Definition. Call two elements of a commutative ring associates iff each divides the other. Call them strong associates if there exists a unit that can be multiplied by the first to yield the second. (In an integral domain, these are equivalent.)
Every element of a commutative ring is the strong associate of at most one idempotent (exercise). Now consider the commutative ring $\mathbb{Z}/6\mathbb{Z}$. Its idempotents are $\{1,3,4\}.$ Hence not every element of this ring is idempotent. However, every element is the strong associate of some idempotent; $2$ is a strong associate of $4$ (since $2 \times 5 = 4$ and $5$ is a unit) and $5$ is a strong associate of $1$ (since $5$ is a unit.)

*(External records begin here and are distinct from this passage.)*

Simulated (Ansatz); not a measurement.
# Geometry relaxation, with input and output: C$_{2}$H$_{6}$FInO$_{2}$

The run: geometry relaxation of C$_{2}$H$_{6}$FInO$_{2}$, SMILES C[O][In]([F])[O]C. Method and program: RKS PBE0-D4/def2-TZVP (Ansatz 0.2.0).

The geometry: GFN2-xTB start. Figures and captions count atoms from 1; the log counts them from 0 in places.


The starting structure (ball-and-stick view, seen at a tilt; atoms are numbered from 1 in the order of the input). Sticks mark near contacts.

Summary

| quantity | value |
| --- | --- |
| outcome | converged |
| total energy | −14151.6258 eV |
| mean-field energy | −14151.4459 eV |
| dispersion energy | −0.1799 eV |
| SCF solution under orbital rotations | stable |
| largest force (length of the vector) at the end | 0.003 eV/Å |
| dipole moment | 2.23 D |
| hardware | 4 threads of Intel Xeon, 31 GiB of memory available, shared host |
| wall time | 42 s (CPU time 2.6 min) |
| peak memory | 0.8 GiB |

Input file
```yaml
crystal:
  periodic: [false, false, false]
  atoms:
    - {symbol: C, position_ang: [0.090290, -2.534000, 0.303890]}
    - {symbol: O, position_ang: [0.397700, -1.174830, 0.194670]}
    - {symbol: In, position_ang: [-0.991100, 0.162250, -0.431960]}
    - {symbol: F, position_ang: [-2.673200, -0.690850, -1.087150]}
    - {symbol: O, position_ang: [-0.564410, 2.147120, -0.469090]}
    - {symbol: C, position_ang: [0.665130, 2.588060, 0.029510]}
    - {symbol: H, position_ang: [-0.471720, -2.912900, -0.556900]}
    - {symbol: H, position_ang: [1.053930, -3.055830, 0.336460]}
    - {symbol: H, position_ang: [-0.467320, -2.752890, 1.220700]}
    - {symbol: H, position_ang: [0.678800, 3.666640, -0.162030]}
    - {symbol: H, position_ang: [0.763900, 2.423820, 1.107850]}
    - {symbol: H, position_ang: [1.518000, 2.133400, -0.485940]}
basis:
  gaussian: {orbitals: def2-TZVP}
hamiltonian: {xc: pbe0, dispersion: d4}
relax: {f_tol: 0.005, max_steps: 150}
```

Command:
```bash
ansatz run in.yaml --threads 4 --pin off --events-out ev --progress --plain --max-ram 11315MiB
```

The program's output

However, there exist rings in which some elements are not associates of an idempotent, not even weakly. An example is $\mathbb{Z}/n^2\mathbb{Z}$ whenever $n \geq 2.$ Observe that $n$ is not the associate of an idempotent in this ring, not even weakly. Because if it were, then $n^2$ would be an associate of this idempotent, hence $0$ would be an associate of this idempotent, hence this idempotent would be $0$, hence $n$ would be an associate of $0$, hence $n$ would be $0$.
Question. For which $n \in \mathbb{N}$ is it the case that every element of $\mathbb{Z}/n\mathbb{Z}$ is the strong associate of an idempotent? Precisely the square-free ones, perhaps?
(Side question: is there a name for those commutative rings in which every element is the strong associate of some idempotent? These generalize both fields and Boolean rings simultaneously.)
By using CRT we find that the number of elements in $\mathbb Z/n\mathbb Z$ which are products of an idempotent by an invertible is $N=[1+p_1^{k_1-1}(p_1-1)]\cdots[1+p_r^{k_r-1}(p_r-1)]$, where $n=p_1^{k_1}\cdots p_r^{k_r}$. (Recall that the idempotents in $\mathbb Z/p^k\mathbb Z$ are trivial, and the number of invertibles is $p^k-p^{k-1}$.)
The question reduces to when $N=n$. This clearly happens iff $n$ is square-free.